Saturday, 18 May 2019

Scrutiny version 9, a preview and run-down of new features

Like version 8, version 9 doesn't have any dramatic changes in the interface, so it'll be free for existing v7 or v8 licence holders. It'll remain a on-off purchase but there may be a small increase in price for new customers or upgraders from v6 or earlier.

But that's not to say that there aren't some important changes going on, which I'll outline here.

All of this applies to Integrity too, although the beta of Scrutiny 9 will come first.

Inspectors and warnings

The biggest UI change is in the link inspector. It puts the list of redirects (if there are any) on a tab rather than a sheet, so the information is more obvious.  There is also a new 'Warnings' tab.
Traditionally in Integrity and Scrutiny, a link coloured orange means a warning, and in the past this meant only one thing - a redirect (which some users don't want to see, which is OK, there's an option to switch redirect warnings off.)

Now the orange warning could mean one or more of a number of things. While scanning, the engine may encounter things which may not be showstoppers but which the user might be grateful to know about. There hasn't been a place for information about such things. In version 9, these things are displayed in the Warnings tab and the link appears orange if there's anything to warn you about (including redirects, unless you have that switched off.)

Examples of things you may be warned about include more than one canonical tag on the target page, unterminated or improperly-terminated script tags or comments (ie <!--   with no  --> which could be interpreted as commenting out the rest of the page, though browsers usually seem to ignore the opening tag if there's no closing one and display the page). Redirect chains also appear in the warnings. The threshold for a chain can now be set in Preferences. Redirect chains have always been visible in the SEO results with a hard-coded threshold of 3.  

The number of things Scrutiny can alert you about in the warnings tab will increase in the future.

Strictly-speaking there's an important distinction between link properties and page properties. A link has link text, a target url and other attributes such as rel-nofollow.  A page is the file that your browser loads, it contains links to other pages.

A 'page inspector' has long been available in Scrutiny. It shows a large amount of information; meta data, headings, word count, the number of links on the page, the number of links *to* that page and more. A lot of this is of course visible in the SEO table.

Whether you see the link inspector or the page inspector depends on the context (for example, the SEO table is concerned with pages rather than links, so a double-click opens the page inspector.) But when viewing the properties of a link, you may want to see the page properties. (You would usually be thinking about the target page here rather than the link's 'parent' page(s)). So it's now possible to see some basic information and easily open the full page inspector via that 'target' tab of the link inspector.

[update 26 May] The page inspector has always had fields for the number of inbound links and outbound links. Now it has sortable tables showing the inbound and outbound links for the page being inspected:


This is an important function that Integrity / Scrutiny  have never done very well.

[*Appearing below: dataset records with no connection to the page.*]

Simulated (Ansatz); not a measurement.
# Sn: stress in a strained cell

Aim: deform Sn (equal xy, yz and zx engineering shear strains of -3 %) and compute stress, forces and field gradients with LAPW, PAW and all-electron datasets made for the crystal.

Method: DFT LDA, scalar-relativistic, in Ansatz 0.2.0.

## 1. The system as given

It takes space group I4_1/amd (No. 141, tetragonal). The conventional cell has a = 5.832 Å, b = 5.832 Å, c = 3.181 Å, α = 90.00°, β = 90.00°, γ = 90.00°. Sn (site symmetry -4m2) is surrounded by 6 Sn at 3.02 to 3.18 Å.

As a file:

You run a large scan, you fix some stuff, and want to re-check. But you only want to re-check the things that were wrong during the first scan, not spend hours running another full scan.

Re-checking functionality has been limited. The interface has been changed quite recently to make it clear that you'll "Recheck this url", ie the url that the app found during the first scan.

Half of the time, possibly most of the time, you'll have 'fixed' the link by editing its target, or removing it from the page entirely.

The only way to handle this is to re-check the page(s) that your fixed link appears on. This apparently simple-sounding thing is by far the most complex and difficult of the v9 changes.

Version 9 still has the simple 're-check this url' available from the link inspector and various context menus (and can be used after a multiple selection). It also now has 'recheck the page this link appears on'. (also can be used with a multiple selection).


This is another important area that has had less than its fair share of development in the past. Starting to offer services ourselves has prompted some improvements here.

Over time, simple functionality is superseded by better options. "On finish save bad links / SEO as csv" are no longer needed and have now gone because "On finish save report" does those things and more. This led to confusion when they all existed together, particularly for those users who like to switch everything on with abandon. Checking all the boxes would lead to the same csvs being saved multiple times and sometimes multiple save dialogs at the end of the scan.

The 'On finish' section of the settings now looks like this. If you want things saved automatically after a scheduled scan or manual 'scan with actions' then switch on 'Save report' and then choose exactly what you want included.

Reduced false positives

The remaining v9 changes are invisible. One of those is a fundamental change to the program flow. Previously link urls were 'unencoded' for storage and display and encoded for testing. In theory this should be fine, but I've seen some examples via the support desk where it's not fine. In one case a redirect was in place which redirected a version of the url containing a percent-encoding, but not the identical url without the percent-encoding. The character wasn't one that you'd usually encode. This unusual example shows that as a matter of principle, a crawler ought to store the url exactly as found on the page and use it exactly as found when making the http request. Only 'unencoding' for display purposes.

When you read that, it'll seem obvious that a crawler should work that way. But it's the kind of decision you make early on in an app's development, and tend to work with as time goes on rather than spending a lot of time making fundamental changes to your app and risking breaking other things that work perfectly well.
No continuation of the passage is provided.